Our continuing series of articles on movies released in 1997 - the year entertainment.ie began publishing - trundles on with Quentin Tarantino's follow-up to the uproarious, pop-culture touchstone that is 'Pulp Fiction' - a quiet little movie about an middle-aged air hostess, a bail bondsman, and a lot of cash...

If you look at the works of Quentin Tarantino, there's always a certain amount of it that's just outsized. It's all larger-than-life characters. Marcellus Wallace. Vic Vega. Django. Hans Landa. Daisy Domergue and John 'The Hangman' Ruth. Even Rick Dalton is an over-the-top amalgamation of dozens of real-life cowboy actors.

Yet in 'Jackie Brown', the only character that seems to fit in among his other characters is Ordell Robbie, played with relish by Samuel L. Jackson. The first time we meet him, he's yammering on about pistols and machine guns with a ponytail and braided chin. In just a short while, he's carelessly dipping ash into a coffee mug and languidly explaining why he needs to get an underling out of prison - which we later learn with the express intent of killing him in order to silence him. Yet, for all his panache, his leather bags, his gold watches, his Kangol hats, Ordell Robbie isn't the lead character.

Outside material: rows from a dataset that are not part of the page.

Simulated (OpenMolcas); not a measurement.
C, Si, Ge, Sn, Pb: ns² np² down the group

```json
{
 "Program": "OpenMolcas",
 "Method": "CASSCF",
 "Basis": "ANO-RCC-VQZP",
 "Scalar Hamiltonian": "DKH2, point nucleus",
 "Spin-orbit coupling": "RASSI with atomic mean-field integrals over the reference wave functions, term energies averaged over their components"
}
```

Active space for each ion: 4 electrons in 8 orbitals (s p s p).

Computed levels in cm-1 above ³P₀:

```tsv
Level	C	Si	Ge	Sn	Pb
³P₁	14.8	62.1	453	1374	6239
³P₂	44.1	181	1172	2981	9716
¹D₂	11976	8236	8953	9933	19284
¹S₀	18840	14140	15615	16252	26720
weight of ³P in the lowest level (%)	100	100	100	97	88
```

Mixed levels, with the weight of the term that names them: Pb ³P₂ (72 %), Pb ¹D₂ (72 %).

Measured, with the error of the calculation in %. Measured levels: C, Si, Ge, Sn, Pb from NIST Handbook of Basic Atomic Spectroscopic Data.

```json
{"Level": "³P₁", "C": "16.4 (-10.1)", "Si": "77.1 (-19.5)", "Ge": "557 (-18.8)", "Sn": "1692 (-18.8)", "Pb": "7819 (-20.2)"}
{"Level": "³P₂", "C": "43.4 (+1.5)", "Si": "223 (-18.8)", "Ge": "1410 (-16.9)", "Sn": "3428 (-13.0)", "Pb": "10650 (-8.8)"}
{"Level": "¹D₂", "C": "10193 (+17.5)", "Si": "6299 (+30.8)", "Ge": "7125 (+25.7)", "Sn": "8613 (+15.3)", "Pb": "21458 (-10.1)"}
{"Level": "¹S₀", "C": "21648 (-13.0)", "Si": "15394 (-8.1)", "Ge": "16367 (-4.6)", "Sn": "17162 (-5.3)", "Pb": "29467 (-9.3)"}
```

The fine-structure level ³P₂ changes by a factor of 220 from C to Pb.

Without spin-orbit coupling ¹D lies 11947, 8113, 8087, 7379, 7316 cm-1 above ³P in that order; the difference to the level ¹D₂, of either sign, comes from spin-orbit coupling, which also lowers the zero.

Instead, he exists in orbit around other stars. In casting both Pam Grier and Robert Forster as the two leads, Tarantino was tracing the lines back to blaxploitation and straight-up exploitation movies of the '70s and '80s that they both starred in during that time, but really, he was casting two actors who were ignored by Hollywood casting directors for lead roles. This is the essence of what makes 'Jackie Brown' so heartbreaking and beautiful, and so unlike anything Tarantino has done before or since.

Jackie is, by slimeball LAPD detective Dargus' painfully correct analysis, clutching on to a shitty little job and eking out an existence. Max Cherry, meanwhile, has a relatively successful business but is hitting middle age and becoming listless and bored. It's not as if either of them is particularly happy or unhappy, but it's all so human and so understated as to be quietly devastating. It's such a sharply realised reality, and played with such deft confidence partly because these two actors - Pam Grier and Robert Forster - probably know all of this all too well.

Still, they're still more than capable of taking charge of their lives and seizing the chance. That's really what 'Jackie Brown' is about, when you come down to it - a second shot, and a chance for a different path for everyone involved. Both Grier and Forster's career was revitalised in the wake of 'Jackie Brown'. Forster even received a nomination for Best Supporting Actor at the Oscars

'Jackie Brown' plays like a response to 'Pulp Fiction'. Where that had all splash and style, 'Jackie Brown' had a quiet confidence about itself. It didn't need to lean on violence or shock value, and while the expletives may flow freely from all concerned, it's so commonplace as to be ignored entirely. At the time, of course, there was controversy over one racial slur that's used a total of 38 times in the movie. Spike Lee, in particular, sharply criticised it - yet Samuel L. Jackson ardently defended both Tarantino and the movie against accusations of racism.

It's fascinating to think about what might have been the career of Quentin Tarantino if 'Jackie Brown' became the blockbuster that 'Pulp Fiction' was. In box office terms, 'Pulp Fiction' made over three times the box office of 'Jackie Brown', to say nothing of the cultural impact it made. It didn't lack for awards recognition or critical acclaim, but for whatever reason, Tarantino has never really made a movie like it since. Indeed, the closest one could argue he came to getting near to it was 'Once Upon A Time... In Hollywood', which was far more laid back and human - in parts, anyway.

If 'Pulp Fiction' begat 'Jackie Brown', then 'Jackie Brown' begat 'Kill Bill' and all that followed after it. Tarantino has never adapted someone else's work since 'Jackie Brown', and none of his works since have been quite so understated. For his part, Elmore Leonard, the author of the source novel 'Rum Punch', declared it was his favourite of the twenty-six adaptations of his written work. Leonard's work, in fact, played a role in Tarantino's early life. The director, as a wayward teenager, shoplifted the author's 1978 novel 'The Switch'.